Andrew Breitbart has already welcomed you all to Big Journalism. Now I’d like to add my voice to his.

As you can see from our logo, Big Journalism will be a throwback in spirit to the freewheeling moxie of the glory days of American newspapers, long before a “school of journalism” was a gleam in some college provost’s eye, and before reporters got hired more for their telegenic qualities than their writing, reporting or critical-thinking skills.

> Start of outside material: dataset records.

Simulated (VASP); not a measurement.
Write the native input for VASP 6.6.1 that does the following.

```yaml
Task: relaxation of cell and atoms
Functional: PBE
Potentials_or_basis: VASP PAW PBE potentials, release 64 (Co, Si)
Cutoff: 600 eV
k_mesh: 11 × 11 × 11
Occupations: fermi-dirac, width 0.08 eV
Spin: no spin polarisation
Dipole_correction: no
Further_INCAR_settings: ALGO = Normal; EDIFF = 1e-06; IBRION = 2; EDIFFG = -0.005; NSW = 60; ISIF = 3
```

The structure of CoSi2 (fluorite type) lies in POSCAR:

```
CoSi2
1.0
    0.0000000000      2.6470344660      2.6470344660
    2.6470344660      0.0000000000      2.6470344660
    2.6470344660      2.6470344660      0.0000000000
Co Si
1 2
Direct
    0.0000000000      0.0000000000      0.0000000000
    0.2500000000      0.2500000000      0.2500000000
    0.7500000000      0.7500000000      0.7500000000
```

So let me be blunt:  we’re not here to compete for Pulitzer Prizes, to sit on committees, to scratch each other’s backs on the weekend television wagfests or to conform to some arbitrary code of ethics cooked up in the days when the mainstream media was the only game in town, and had already begun to cozy up to the government and the establishment, thus abandoning its constitutional mission of keeping a finger on the pulse of America, and an eye on the crooks:

a each dawn I die cagney raft PDVD_002

Listen, I spent 25 years working in the MSM, beginning at the Rochester Democrat & Chronicle, where a young pianist fresh out of the Eastman School of Music was turned into a pretty good police reporter in three months flat.  I made friendships there that have lasted a lifetime, worked with colleagues who went on to become important editors at outfits like Knight-Ridder, the AP and USA Today, as well as national sports columnists and star magazine writers.  I moved on to the San Francisco Examiner where, even as the paper’s classical music critic, I had a front-row seat for some of the biggest stories in recent American history, including the Peoples Temple disaster and the murders of George Moscone and Harvey Milk.  And then I moved to Time Magazine in New York City, where I spent 16 years writing about music and reporting from locations all over the world, particularly Berlin, Eastern Europe and the old Soviet Union.  It was a great life, and I don’t regret a minute of it.